The president, Michael D Higgins, has criticised "many universities" who he says now produce graduates who are "professionals" rather than "critically engaged citizens".
In a speech at Fordham University in New York Mr Higgins accused universities of abandoning their "traditional role" of preparing students to be "thoughtful, conscientious, active citizens".
He said instead they aimed "almost exclusively" towards preparing them for the global marketplace.
In a wide-ranging speech titled "Humanitarianism and the Public Intellectual in Times of Crisis", Mr Higgins also criticised some intellectuals and academics who, he said, had been seduced by a reliance on corporate power or who had "drifted into a cosy consensus that accepts the failed paradigm of society and economy as the only model we have, or might have, of operating internationally".
President Higgins said universities were challenged in "an urgent way" to tackle existential questions, including the survival of the bio-sphere, of deepening inequality, and the misuse of science and technology.

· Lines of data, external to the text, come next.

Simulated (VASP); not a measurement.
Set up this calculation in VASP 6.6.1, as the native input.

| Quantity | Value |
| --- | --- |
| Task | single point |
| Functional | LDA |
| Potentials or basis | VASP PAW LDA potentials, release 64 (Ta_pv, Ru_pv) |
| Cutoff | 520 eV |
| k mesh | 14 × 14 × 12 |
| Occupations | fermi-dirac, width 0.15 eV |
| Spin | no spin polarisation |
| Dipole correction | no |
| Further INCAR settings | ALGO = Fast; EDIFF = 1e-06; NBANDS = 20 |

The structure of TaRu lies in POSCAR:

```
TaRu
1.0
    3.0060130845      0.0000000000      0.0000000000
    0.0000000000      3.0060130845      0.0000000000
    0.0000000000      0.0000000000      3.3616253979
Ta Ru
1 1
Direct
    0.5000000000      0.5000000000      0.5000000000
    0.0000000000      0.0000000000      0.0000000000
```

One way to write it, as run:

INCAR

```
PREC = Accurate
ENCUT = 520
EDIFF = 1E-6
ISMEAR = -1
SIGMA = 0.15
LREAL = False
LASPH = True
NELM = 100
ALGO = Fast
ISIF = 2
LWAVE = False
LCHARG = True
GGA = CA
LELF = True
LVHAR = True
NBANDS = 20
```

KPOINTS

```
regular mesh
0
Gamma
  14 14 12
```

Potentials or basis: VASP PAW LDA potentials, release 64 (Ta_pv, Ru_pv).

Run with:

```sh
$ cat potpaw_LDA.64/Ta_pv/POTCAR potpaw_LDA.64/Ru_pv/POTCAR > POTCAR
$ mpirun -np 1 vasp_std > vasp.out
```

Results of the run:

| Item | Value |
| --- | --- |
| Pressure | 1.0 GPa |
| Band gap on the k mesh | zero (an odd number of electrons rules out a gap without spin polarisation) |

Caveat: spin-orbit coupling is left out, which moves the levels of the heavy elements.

He said there was a real concern that the emphasis on university funding from beyond the state was having a distorting effect on the career structure of scholars, many of whom struggled "under the yoke of a neo-utilitarianism that is bad for scholarship" and bad for society.
President Higgins said he believed that public intellectuals had an ethical obligation as an educated elite to take a stand against "increasingly aggressive orthodoxies" and the "discourse of the marketplace" that had permeated all aspects of life.
He said it could be argued that the role of academics was to have the courage to provoke reaction and to "be subversive of received thought, assumptions, and fallacies".
He also said that if an intellectual's mission in life was to advance human freedom and knowledge, then "this mission often means standing outside of society and its institutions and actively disturbing the status quo."
The president criticised precarious employment practices within universities that led to scholars struggling without security or tenure. He said academics all over the world "should weep for the destruction of the concept of the university that has occurred, which has led to little less than the degradation of learning".
Referring to economic theories that promoted "unrestrained, unregulated market dominance", the president said a "prevailing, largely uncontested paradigm" had emerged and gained hegemony.
He said that paradigm had had consequences for all institutions including universities and the United Nations, and had encouraged an individualism without social responsibility.
President Higgins called on universities to "lead a new paradigm of engagement with the world" and to contribute meaningfully to the discourse on the pressing challenges of the day.